Saturday, 29 December 2007

Hugging and argueing

My sister and I had a few very harsh fights before I went to my dad's, we actually started saying 'I hate you' to each other, I've never faught with anyone so passionatley. I should be the nice grown up but in some way that would cause me to be more sterile detatched from her. I love her so for some reason that unleashes to animalistic sibling drive in me, I never had a violent sibling relationship growing up. I feel like all of my friends who didn't grow up only children have that agression to fall back on in extreme circumstances. The thing is, we had a huge, horrible arguement and stella said she hated me because I was horrible and then we just stood apart for a few seconds and I asked her if she wanted a cuddle, then we both said sorry. We've started doing that regularly after arguing, having a cuddle and saying sorry, it's definatley a much healthier thing to do I think.

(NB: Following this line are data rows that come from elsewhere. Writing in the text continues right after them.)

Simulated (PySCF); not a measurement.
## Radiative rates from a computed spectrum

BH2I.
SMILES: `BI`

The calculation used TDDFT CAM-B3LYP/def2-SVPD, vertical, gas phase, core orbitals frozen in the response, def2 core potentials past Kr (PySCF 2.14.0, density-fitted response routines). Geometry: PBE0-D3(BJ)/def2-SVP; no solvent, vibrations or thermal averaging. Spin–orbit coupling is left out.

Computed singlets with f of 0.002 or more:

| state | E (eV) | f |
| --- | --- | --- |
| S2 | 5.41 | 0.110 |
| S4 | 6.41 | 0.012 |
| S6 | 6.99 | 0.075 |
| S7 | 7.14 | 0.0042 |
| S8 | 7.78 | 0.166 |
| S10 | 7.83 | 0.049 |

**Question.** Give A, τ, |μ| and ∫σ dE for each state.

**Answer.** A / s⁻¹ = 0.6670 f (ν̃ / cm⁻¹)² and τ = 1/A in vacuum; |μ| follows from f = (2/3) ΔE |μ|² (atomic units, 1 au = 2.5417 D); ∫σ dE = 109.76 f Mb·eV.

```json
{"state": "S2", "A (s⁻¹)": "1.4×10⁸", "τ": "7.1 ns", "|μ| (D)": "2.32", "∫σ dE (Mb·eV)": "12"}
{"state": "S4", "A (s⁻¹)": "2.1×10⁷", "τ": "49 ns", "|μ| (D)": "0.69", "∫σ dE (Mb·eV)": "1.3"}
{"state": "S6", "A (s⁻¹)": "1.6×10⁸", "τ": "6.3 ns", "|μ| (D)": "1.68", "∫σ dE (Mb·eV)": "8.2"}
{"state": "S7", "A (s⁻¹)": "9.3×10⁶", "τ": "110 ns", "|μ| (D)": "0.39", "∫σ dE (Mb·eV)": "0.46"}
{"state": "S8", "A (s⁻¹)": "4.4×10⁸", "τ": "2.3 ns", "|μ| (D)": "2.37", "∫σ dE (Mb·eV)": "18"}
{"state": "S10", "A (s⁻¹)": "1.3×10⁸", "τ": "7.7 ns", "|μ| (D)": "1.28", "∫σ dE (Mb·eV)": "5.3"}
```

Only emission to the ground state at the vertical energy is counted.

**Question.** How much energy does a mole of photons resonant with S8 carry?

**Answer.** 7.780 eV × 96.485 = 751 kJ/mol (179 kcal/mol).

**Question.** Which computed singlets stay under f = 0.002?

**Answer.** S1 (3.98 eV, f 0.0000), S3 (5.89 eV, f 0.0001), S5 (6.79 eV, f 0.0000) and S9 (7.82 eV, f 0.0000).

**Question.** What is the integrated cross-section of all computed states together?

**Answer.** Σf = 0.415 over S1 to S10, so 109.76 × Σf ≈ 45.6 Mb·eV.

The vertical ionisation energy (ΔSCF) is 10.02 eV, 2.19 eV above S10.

I'm learning more about how uncharted, improvised and tempestuous love is from my sister than I have any other person in the whole world. It's an insane love, I'm not sure how sisters of very different ages should act around each other, or what sort of relationship they are supposed to have. I suppose for that reason we are just acting as though we are both children, I find that I am put in that category when we are together. The adults go in the kitchen to drink coffee whilst I get dragged off by my sister to play.
I feel terrible for her, she's so young and everyone is ganging up on her because she is loud and naughty. I know that she's bored, because she has nobody to play with exept when she's at school. I can't remember whether I was bored as a child, I suppose I don't really have a personality which requires constant attention and companionship, so I was better suited to being an only child for so long. My sister craves attention, constantly, she gets violently jelous of any that is diverted away from her for a second. I hate it when other people talk about her, or say that she's bad, it feels like I'm being hurt too.
It's wierd because I can say all manner of horrible things to my sister but I feel fiercely protective of her when others critique her.
I want her to stop having a hard time and for her life to get easier and more bearable, I want her to turn into a lovely, happy person. Sometimes I feel upset or worried that she won't turn out ok, like my life depends on her being happy and it wouldn' be worth it if she wasn't.
Anyway thats enough family stuff for now.
I've been buying some amazing clothes in the january sales, I just hope I have enough left in my bank account to pay for my student accomodation next year, whoops!